Break Free Of The Printers That Bind Thee

Around this time five years ago, I was most likely sitting in a grungy, dimly-lit office, punching holes in paper, fighting with the printer(s) all day long, and questioning my entire existence. 

I worked at Accurpress, Inc. — a manufacturing plant for hydraulic shears. 

Not the most glamorous of industries. 

Accurpress needed someone to complete office administration tasks and ship parts orders. I needed a job that was close to school and would work with my schedule. It was a match made in heaven.

While my time there was filled with various ups and downs, I can say without a shadow of a doubt that the lowest of the lows was whenever I had to do anything that had to do with a printer. 
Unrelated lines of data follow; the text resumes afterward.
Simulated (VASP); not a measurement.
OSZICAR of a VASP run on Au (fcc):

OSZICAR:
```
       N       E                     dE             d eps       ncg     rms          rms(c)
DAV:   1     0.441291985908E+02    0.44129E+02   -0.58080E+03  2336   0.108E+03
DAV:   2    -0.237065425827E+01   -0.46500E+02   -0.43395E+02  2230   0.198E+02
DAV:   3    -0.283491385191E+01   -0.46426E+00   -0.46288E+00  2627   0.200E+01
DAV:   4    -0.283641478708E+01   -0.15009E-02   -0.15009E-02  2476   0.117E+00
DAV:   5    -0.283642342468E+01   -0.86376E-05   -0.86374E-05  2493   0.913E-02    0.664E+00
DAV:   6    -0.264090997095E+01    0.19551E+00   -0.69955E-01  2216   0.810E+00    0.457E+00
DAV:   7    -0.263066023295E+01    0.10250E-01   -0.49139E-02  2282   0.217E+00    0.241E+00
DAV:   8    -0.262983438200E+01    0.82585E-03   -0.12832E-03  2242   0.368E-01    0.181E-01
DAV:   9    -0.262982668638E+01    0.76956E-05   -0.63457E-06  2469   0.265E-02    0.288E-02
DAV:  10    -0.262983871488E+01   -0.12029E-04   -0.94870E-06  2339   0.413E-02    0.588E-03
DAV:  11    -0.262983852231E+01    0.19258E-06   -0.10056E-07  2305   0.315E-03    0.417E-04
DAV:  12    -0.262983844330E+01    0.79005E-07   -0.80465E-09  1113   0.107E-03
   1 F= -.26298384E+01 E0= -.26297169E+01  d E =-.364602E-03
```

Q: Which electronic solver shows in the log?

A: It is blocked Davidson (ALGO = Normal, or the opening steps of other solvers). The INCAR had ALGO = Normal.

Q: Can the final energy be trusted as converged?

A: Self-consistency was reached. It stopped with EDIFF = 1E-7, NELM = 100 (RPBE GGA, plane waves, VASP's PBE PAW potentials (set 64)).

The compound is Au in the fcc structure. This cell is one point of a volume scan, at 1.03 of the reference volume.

We had three in the office (and one in the shop), and they were all for different tasks. Sometimes they completed those various tasks, and most of the time they just didn’t. And, in the process, they created more tasks for me to complete instead. 

One printer would decide at random to not print shipping labels—which was the entire purpose of its existence. Actually, it wasn’t random. It would only do this whenever we were running behind and the UPS guy was already waiting impatiently for us at the door and I already wanted to melt into the floor. That was when it would choose to not print labels. 

And the other printer. It had a continual paper jam in some far-off quadrant that was completely unreachable by any normal human appendage. There were many an afternoon that I sat on that grime-and-metal-chip-covered floor and cried as I tried to un-jam it, but it wouldn’t cooperate no matter how much I pried. 

I also just remembered that we had a fax machine, too, that my grandpa would sometimes use as a separate printer whenever he didn’t feel like using one of the actual printers (or copiers) (or scanners).

And the other printer, once it really got fired up, made a noise akin to a witch being boiled in oil. I never quite got used to that one. 

Then there was this one time when one printer accidentally started printing a document that was close to 1,000 pages long. This also happened to be the one printer without an emergency shut-off valve (or whatever the equivalent would be in printer-speak). 

Our solution was to feed the same 10 pages through over and over until it had successfully printed everything it needed to print to get it fully out of its system. (That’s where the cover photo from this blog came from—I was documenting my work years ago without even knowing it.)

All this to say, printers are not my favorite. 

(Bonus example of how much printers and I do not coexist: my dad bought my mom a printer a few years ago that would probably qualify as a Nice Printer and for some unknown reason, my laptop has never been able to connect to it. For years I’ve been emailing documents to any other computer in the house because mine is the only one that’s not connected.)

With this context in mind, please understand that the following sentence is a true cause for joy and celebration.

TODAY AT WORK I CONNECTED MY LAPTOP TO THE PRINTER IN PROBABLY LESS THAN 30 SECONDS AND PRINTED THINGS OFF FOR A CLIENT THAT WAS IN TOWN AND SAVED THEM A TRIP UP THE STREET TO GO PRINT THINGS AT AN ENTIRELY DIFFERENT OFFICE AND NOW I CAN PRINT WHATEVER I WANT BECAUSE MY COMPUTER IS CONNECTED ONCE AND FOR ALL.

I’m not being dramatic (read: I’m being very dramatic). This is a big deal. 

This client had a need. I saw that need and took charge with confidence — believing that I could solve their problem — even with my less than stellar history with printers.

Today was the day that I learned that your past truly doesn’t define your present.

You can be today who you want to be. Don’t stay in bondage to old printers of the past. 

Take charge, break free of the shackles of fear: fear of failure, fear of man, and fear of those strange, unearthly noises coming from the printer across the room.

Today is the day that you step up and connect those devices you’ve been putting off for too long. 

Today is the day to let go of the past and walk into the future.

Today is the day you are free. 

(Mom, if you’re reading this—make sure to tell dad the good news. It might restore his faith in me a little.)